Step-by-Step Guidelines to Optimize Big Data Transfers

This is a summary of our paper on Application-Level Optimization of Big Data Transfers Through Pipelining, Parallelism and Concurrency which is recently accepted for publication at IEEE Transactions on Cloud Computing (TCC). In this paper, we analyze the effects of the most important application-level transfer parameters that are used to enhance the end-to-end data transfer throughput, and we provide guidelines to set the best values for these parameters.

Transferring large datasets especially with heterogeneous file sizes (i.e. many small and large files together) causes inefficient utilization of the available network bandwidth. Small file transfers may cause the underlying transfer protocol not reaching the full network utilization due to short-duration transfers and connection start up/tear down overhead; and large file transfers may suffer from protocol inefficiency and end-system limitations.

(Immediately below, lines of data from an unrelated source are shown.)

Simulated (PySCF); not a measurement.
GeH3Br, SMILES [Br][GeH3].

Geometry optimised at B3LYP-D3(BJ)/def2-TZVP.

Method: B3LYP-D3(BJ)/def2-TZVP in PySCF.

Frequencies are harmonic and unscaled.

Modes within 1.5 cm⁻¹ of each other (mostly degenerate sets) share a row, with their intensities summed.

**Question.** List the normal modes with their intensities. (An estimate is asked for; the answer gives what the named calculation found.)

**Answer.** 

Application-level TCP tuning parameters such as pipelining, parallelism and concurrency are very effective in removing these bottlenecks, especially when used together and in correct combinations. However, predicting the best combination of these parameters requires highly complicated modeling since incorrect combinations can either lead to overloading of the network, inefficient utilization of the resources, or unacceptable prediction overheads. In short, pipelining refers to sending multiple transfer requests over a single data channel without waiting for the “transfer complete” acknowledgement in order to minimize the delay between individual transfers; parallelism refers to sending different chunks of the same file through different data channels at the same time; and concurrency refers to sending different files through different data channels at the same time. There are various factors affecting the performance of pipelining, parallelism and concurrency; such as the available network bandwidth, round trip time (RTT), buffer size, file size, and number of files to be transferred.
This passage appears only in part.